What the Spring 2017 Budget means for family lawyers
Despite the low key build up to last Wednesday’s budget (8 March 2017) amid the political turbulence of Trump and Brexit, there was still plenty for family lawyers to consider as Mr Hammond made his speech. However, many commentators feel that the Chancellor is biding his time until the Budget moves to the Autumn, when the effects of the triggering of Article 50 to commence Britain’s departure from the EU can be better understood.
The increase in Class 4 NICs made headlines because it departed from David Cameron’s Conservative pre-election Manifesto of 2015 not to increase taxes, incorrectly anticipating a ‘Remain’ EU referendum victory. I anticipate that many who are undergoing family change will be affected by this, as greater financial burdens are often the spark for relationship breakdown. If a family business has to be split up or if one of the spouses has to return to work (often the wife who has been the primary carer for the children), they are the ones that are expected to take the risk of building a fledgling business on a self-employed basis. The extra tax burden will add to the risks that do not apply to those employed, and make them less willing to inject money into new businesses.
Reducing the tax free dividend allowance, effective as from April 2018, could be detrimental to entrepreneurs who seek to reduce their tax bill by providing services through a service company. If the main breadwinner, often the husband, is going to suffer a deficit, will the entire family’s finances be disturbed, and therefore make it more difficult to structure a financial settlement following a divorce?
While both the NICs and dividend allowance measures were tabled as promoting fairness in sharing the tax burden, the influential Institute of Financial Studies criticised the dividend allowance changes although backed the NICs increases, despite commenting that the pre-election pledge not to raise taxes was ‘silly’. It remains to be seen whether these changes will pass through Parliament without amendment as the government has only a small majority of 17 MPs.
The self-employed, many of whom are divorced or separated clients, may face a double whammy. In addition to the NICs increases, the tightening up of legislation against tax avoidance schemes was confirmed. Family lawyers and other advisors will need to be careful to check their clients’ true tax exposure when completing disclosure of their financial disclosure.

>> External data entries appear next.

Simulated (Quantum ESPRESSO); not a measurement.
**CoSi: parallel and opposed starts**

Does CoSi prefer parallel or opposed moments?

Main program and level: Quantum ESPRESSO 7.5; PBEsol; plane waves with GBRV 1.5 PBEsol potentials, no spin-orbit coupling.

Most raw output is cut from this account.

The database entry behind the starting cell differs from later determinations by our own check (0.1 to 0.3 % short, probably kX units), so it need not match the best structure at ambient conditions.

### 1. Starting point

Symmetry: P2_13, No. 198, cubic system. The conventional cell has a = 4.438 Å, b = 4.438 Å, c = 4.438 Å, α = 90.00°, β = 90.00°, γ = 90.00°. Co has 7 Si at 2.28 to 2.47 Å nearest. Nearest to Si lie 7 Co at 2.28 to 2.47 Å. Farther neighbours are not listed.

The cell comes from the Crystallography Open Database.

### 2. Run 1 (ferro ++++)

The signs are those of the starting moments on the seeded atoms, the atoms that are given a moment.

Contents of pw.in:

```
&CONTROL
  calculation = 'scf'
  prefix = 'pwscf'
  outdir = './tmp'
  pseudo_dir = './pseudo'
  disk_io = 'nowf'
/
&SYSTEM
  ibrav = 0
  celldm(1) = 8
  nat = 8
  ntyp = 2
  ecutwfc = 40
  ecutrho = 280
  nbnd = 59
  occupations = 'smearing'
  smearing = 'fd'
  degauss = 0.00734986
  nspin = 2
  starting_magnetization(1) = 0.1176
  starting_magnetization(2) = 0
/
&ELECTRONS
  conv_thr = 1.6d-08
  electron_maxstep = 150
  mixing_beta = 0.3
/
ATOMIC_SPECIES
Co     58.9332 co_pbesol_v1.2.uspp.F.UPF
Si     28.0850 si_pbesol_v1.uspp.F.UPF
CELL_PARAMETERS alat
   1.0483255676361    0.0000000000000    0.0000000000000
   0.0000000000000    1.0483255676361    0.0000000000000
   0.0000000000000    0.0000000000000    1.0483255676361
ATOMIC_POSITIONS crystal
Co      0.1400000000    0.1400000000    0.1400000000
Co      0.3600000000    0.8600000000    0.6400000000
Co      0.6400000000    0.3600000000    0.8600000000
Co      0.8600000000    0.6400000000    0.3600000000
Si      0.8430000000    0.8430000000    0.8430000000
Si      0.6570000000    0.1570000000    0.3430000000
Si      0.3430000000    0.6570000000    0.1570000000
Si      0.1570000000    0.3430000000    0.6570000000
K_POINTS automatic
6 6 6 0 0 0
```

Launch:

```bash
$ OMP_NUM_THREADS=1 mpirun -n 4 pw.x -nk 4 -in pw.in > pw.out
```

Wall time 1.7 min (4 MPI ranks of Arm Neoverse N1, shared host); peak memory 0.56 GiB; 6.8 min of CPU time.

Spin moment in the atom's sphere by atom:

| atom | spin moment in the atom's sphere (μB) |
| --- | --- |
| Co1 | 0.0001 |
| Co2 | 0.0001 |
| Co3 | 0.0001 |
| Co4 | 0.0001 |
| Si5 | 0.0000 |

It is anticipated that future Budgets will look to tax the increasing digital part of the economy. Those clients involved with this lucrative sector will be looking to plan ahead in terms of their investment decisions, albeit in these increasingly uncertain times, which will also impact on the structuring of financial settlements.
Despite the annoyance expressed by much of the media, most commentators agree that the chancellor eschewed any significant changes. For example, the lack of significant change to pension tax relief means that divorcing individuals are still well placed to accumulate capital quickly and make a good recovery post-divorce from the economic shock caused by the separation of marital assets. For some time, there has been discussion about replacing marginal rate tax relief on pensions in favour of a flat rate circa 33 per cent, but that would be appear to be off the agenda for now.
In the absence of a revisit of the generous death benefits that are making Defined Benefit (DB) to Defined Contribution (DC) transfers popular, industry experts anticipate that the treatment of these pension schemes will continue to evolve.
Finally, one may expect that in future both the rates of corporation tax and capital gains tax may change, although the emphasis for now is on tax collection rather than tax relief or tax cuts.
Continued uncertainty about the direction of the British economy will no doubt mean that our clients remain cautious and reticent about change heightened by the impact of separation and divorce. However, the welcome statistical data about growth, coupled with the resilience in property prices means that there remains an opportunity for families to restructure their finances and rehouse.
Given the choppy waters ahead, family lawyers are well advised to keep in touch with tax and financial wealth advisors given the unpredictability that will continue for the foreseeable future caused by speculation and current geo-political uncertainty.